We make forward-looking statements in this report and in other reports and proxy statements that we file with the SEC. In addition, our senior management might make forward-looking statements. Broadly speaking, forward-looking statements include:

Forward-looking statements discuss matters that are not historical facts. Because they discuss future events or conditions, forward-looking statements often include words such as "anticipate," "believe," "estimate," "expect," "intend," "plan," "project," "target," "can," "could," "may," "should," "will," "would," or similar expressions. Do not unduly rely on forward-looking statements. They give our expectations and are not guarantees. Forward-looking statements speak as of only the date they are made, and we might not update them to reflect changes that occur after the date they are made.

There are many factors—many beyond our control—that could cause results to differ significantly from our expectations. Some of these factors are described in "Item 1A. Risk Factors" of this report.

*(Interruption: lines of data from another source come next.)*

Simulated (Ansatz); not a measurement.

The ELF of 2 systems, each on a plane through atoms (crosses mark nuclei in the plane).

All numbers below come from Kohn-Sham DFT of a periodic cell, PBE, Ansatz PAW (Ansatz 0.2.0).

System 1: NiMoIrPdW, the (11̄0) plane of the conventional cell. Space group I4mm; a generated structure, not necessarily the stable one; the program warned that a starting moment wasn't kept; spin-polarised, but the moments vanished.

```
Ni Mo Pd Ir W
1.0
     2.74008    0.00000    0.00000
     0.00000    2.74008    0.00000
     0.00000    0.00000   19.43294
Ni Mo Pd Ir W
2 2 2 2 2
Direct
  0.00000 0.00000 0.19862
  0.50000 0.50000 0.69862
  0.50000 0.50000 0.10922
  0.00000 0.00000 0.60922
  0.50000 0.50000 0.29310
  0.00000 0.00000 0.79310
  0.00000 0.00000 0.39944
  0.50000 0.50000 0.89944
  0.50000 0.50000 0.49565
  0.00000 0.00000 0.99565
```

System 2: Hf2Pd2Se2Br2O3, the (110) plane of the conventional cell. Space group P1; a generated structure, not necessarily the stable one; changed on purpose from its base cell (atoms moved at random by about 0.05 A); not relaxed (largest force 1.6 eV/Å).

The discussion and analysis set forth below has been amended to reflect the restatement as described in the Explanatory Note on page 2 and in Note 2 of the notes to consolidated financial statements, included in Item 8, Financial Statements and Supplementary Data, of this Form 10-K/A. The discussion and analysis has been solely restated to reflect the recognition of additional non-cash stock based compensation costs and related income tax effects as a direct result of the findings of the Special Committee. Our business and associated risks have changed since the date of the Original Filing. For this reason the data set forth in this section may not be comparable to discussions and data in our previously filed Annual Reports.

Restatement of Consolidated Financial Statements

On June 12, 2006, we announced that a committee of independent directors of the Board of Directors (the "Special Committee") assisted by independent legal counsel and outside accounting experts was conducting an independent investigation to review our historical stock option grant practices and related accounting. The Special Committee and their advisors conducted an extensive review of our historical stock option grants and related accounting, including an assessment and review of our accounting policies, internal records, supporting documentation and e-mail communications, as well as interviews with current and former employees and current and former members of our executive management and Board of Directors.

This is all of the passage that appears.